The following is a guest post by Mackenzie Howard. If you are interested in guest posting at Geek Politics, check out the guidelines here.

Love the LORD your God with all your heart and with all your soul and with all your strength. These commandments that I give you today are to be upon your hearts. Impress them on your children. Talk about them when you sit at home and when you walk along the road, when you lie down and when you get up. Tie them as symbols on your hands and bind them on your foreheads. Write them on the doorframes of your houses and on your gates. ─Deuteronomy 6:5–9

This Fourth of July marks a significant anniversary for my family and friends. Last year on Independence Day, my best friend’s husband was deployed to Iraq. The irony of leaving for war on that day was not lost on us.

I’ve always had a huge appreciation for America, but when my friend entered the war zone, that appreciation became very personal. While politicians and political hosts bickered about bailouts and health care, he was flying over foreign soil defending the cause of freedom.

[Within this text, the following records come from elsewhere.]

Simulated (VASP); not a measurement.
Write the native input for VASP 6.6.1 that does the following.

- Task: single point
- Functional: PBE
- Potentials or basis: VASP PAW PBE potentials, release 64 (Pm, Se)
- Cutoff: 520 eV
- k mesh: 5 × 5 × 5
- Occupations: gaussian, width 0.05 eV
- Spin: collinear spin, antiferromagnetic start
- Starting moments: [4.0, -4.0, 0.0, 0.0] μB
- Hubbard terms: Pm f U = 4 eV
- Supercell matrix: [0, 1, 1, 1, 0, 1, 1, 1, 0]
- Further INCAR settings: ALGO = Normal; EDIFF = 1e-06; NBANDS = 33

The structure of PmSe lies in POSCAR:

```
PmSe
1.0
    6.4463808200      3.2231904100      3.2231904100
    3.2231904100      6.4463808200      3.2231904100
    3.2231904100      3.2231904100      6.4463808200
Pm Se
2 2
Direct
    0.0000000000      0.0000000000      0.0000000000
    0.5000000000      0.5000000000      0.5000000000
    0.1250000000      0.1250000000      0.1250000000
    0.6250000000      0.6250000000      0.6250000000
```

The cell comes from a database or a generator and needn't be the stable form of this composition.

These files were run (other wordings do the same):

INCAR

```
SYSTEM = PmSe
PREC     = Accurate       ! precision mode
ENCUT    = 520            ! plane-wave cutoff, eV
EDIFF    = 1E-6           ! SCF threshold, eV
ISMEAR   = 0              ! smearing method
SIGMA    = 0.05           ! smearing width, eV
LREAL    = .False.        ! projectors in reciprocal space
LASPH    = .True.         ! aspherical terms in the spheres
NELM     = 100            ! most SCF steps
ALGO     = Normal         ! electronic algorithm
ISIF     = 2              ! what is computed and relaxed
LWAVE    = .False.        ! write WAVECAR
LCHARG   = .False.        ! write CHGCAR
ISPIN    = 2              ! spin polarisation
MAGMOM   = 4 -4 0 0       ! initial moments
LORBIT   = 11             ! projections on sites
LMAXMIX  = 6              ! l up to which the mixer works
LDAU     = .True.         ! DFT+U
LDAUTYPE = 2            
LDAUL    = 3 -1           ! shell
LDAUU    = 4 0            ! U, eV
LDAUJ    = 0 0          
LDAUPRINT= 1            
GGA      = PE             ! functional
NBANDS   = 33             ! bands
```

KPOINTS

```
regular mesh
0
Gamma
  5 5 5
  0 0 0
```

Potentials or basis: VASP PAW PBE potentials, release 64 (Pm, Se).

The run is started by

Oddly enough, I’ve always loved politics. There were times in my life when I thought maybe I should even consider a career in it, but as of late, I can’t say that I’m that interested. I look at the world around me, and I become very disillusioned with a government who continues to climb deeper into debt and people who expect someone else to take care of them.

Don’t get me wrong, America has made a lot of progress over the past couple centuries, but in many ways, it would seem we’re regressing. When greed wins out over common sense and when apathy rules over ambition, we’re in trouble. When God is tossed out of our lives and our culture, we’re in big trouble.

I sat, rather disheartened, the other evening at a political dinner, where I wondered what I could do about this. What can any one person do to fix this mess? But then this thought came to me:

We can teach the children.

We can teach them about the values of forefathers. We can teach them about the principles our country was founded on. We can teach them about heroes who were larger than life, instruments of God, and warriors for millions unborn. We can teach them to work hard, tell the truth, and not spend more money than they have.
My parents taught my brother and I to love God, love people, and love America. Because of them, I have a huge appreciation for the country of my birth. They took us on road trips all over this country so we could charge the hills of Gettysburg, walk down Freedom Trail, and stand in the rooms where some of the greatest men and women in history lived and died and changed the world.

And you know what? It really means something to me. It’s personal. I can’t see a soldier’s grave or read about George Washington without being overcome with gratitude.

If we really want to change America, we need to make it personal for our kids. We need to make God personal; we need to make our heritage personal. And when they are older, they will not depart from it.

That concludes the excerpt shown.